Fairies are often shown to be young, sometimes winged, humanoid of small structure, they originally were depicted quite differently: tall, radiant, angelic beings or short, wizened trolls being two of the commonly mentioned forms.
The early modern fairies do not have any single origin, representing a conflation of disparate elements of folk belief, influenced by literature and by learned speculation (e.g. alchemy). In folklore, they are variously regarded as a “natural” but hidden species, as spirits of the dead, or as descendants of either fallen angels or demons
One common theme found among the Celtic nation (territories in Northern and Western Europe where Celtic languages or cultural traits have survived) describes a race of diminutive people who had been driven into hiding by invading humans. When considered as beings that a person might actually encounter, fairies were noted for their mischief and malice.
Fairies are generally described as human in appearance and having magical powers.
A belief held that they were a class of “demoted” angels. One popular story held that when the angels revolted, God ordered the gates shut; those still in heaven remained angels, those in hell became demons, and those caught in between became fairies. Others held that they had been thrown out of heaven, not being good enough, but they were not evil enough for hell
Their origins are less clear in the folklore, being variously dead, or some form of demon, or a species completely independent of humans  or angels.
Fairies have their historical origin in the conflation of Celtic (Breton, Welsh) traditions in the Middle French medieval romance, e.g. as one of the beings that a knight errant might encounter

10. The philipine Manananggal


Manananggal, sometimes referred to as Tik-tik, is one of the most famous mythological creatures in the Philippines. The word “manananggal” literally means “one who detaches.” It can detach its upper body from its lower body after undergoing a gruesome transformation. At day light, it takes the form of a very beautiful woman, an effective way to spy for naïve victims and luring them to devour. When night falls, it retreats to a hiding spot to and begins its ritual and transform into a hideous, vampire-like hunter preying on humans.

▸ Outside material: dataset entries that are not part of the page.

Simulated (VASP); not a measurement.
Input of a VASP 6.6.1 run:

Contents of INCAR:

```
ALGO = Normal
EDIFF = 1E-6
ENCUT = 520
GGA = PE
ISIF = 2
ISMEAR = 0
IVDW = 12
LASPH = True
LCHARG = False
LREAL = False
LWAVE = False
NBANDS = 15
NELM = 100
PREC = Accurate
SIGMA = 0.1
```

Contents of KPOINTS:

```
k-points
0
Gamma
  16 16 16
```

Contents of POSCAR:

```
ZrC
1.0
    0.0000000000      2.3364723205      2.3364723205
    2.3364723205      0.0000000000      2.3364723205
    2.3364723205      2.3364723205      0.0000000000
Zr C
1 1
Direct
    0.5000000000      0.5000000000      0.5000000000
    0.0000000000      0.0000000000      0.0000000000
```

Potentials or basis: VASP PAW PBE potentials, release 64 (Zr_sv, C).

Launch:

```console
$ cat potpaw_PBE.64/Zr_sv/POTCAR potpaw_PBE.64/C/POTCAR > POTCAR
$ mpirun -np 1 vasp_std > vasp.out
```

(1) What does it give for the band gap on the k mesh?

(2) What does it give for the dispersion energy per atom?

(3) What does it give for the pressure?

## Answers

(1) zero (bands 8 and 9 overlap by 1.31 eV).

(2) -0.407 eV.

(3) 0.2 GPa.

The ritual starts with anointing its human body with a special type of oil. Slowly, its body grows a pair of enormous bat-like wings, very sharp teeth and a dreadfully long sharp tongue. In the process, it produces this very tiny shrieking sound repeatedly. Then it separates itself from its lower body and flies to the air to begin hunting for its prey, leaving its legs and the bottom half of its torso on the ground.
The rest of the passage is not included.